Characterizing Online Public Discussions through Patterns of Participant Interactions

New Paper at CSCW 2018 with Justine Zhang, Cristian Danescu-Niculescu-Mizil, and Christy Sauper [link to paper]

Facebook has an incredible number of public (between non-friends) discussions that can grow quite large (# participants and # comments). A hard problem we face is understanding which discussions are going well for users. Imagine doing that for dozens of languages and use cases.

The topic of this paper is a natural extension of my work with George Berry where we study whether seeing higher quality comments causes people to write higher quality comments (it does!). We had a very limited definition of “quality” in that paper that allowed us to focus on the social influence component.

The key idea in this new paper is to encode a discussion with multiple participants as a hypergraph. This is a generalization of earlier reply-tree and sequence models of discussions. We actually ignore text entirely and focus on interactions like reactions/replies.

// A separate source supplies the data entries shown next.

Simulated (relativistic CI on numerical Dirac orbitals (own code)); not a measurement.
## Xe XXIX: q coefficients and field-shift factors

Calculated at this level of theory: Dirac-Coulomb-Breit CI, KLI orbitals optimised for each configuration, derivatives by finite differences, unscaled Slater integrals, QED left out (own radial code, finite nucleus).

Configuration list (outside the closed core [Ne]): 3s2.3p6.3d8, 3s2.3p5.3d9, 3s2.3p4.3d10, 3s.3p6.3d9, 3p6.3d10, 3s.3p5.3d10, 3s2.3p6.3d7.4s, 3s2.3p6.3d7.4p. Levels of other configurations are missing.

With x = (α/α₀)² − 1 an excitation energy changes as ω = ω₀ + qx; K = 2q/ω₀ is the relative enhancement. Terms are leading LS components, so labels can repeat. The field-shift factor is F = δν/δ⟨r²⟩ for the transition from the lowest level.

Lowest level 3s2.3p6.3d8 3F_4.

From this hypergraph, we can extract a number of features and create a high-dimensional vector of discussion characteristics. An important idea that we employ is to count subgraph motifs that stylized types of interactions people can have in discussions.

This high-dimensional representation of discussion structure can be easily embedded in low dimensions. What’s wild is that we can aggregate to the page level, finding certain types of pages are clearly associated with certain discussion structures. (No text/topics are used here!)

Our discussion embeddings allow us to do some neat tricks, like characterizing whether a conversation “style” emerges from the topic itself or its initiator (the latter!). The discussion vectors are also excellent input features for classification tasks, like predicting blocks.

The takeaway here is that the patterns of interaction in comment threads provides incredibly useful signal about what kind of discussion is happening, both in a descriptive and predictive sense. Some dimensions also have clear human interpretations, which we discuss in the paper.

Our hypergraph representation of online public discussions is flexible, extensible, complementary to text representations, and (we think) is more agnostic to language/culture. We also provide code that allows you to apply this method to Reddit data.

Public discussions on social media platforms are an intrinsic part of online information consumption. Characterizing the diverse range of discussions that can arise is crucial for these platforms, as they may seek to organize and curate them. This paper introduces a computational framework to characterize public discussions, relying on a representation that captures a broad set of social patterns which emerge from the interactions between interlocutors, comments and audience reactions.We apply our framework to study public discussions on Facebook at two complementary scales. First, we use it to predict the eventual trajectory of individual discussions, anticipating future antisocial actions (such as participants blocking each other) and forecasting a discussion’s growth. Second, we systematically analyze the variation of discussions across thousands of Facebook sub-communities, revealing subtle differences (and unexpected similarities) in how people interact when discussing online content. We further show that this variation is driven more by participant tendencies than by the content triggering these discussions.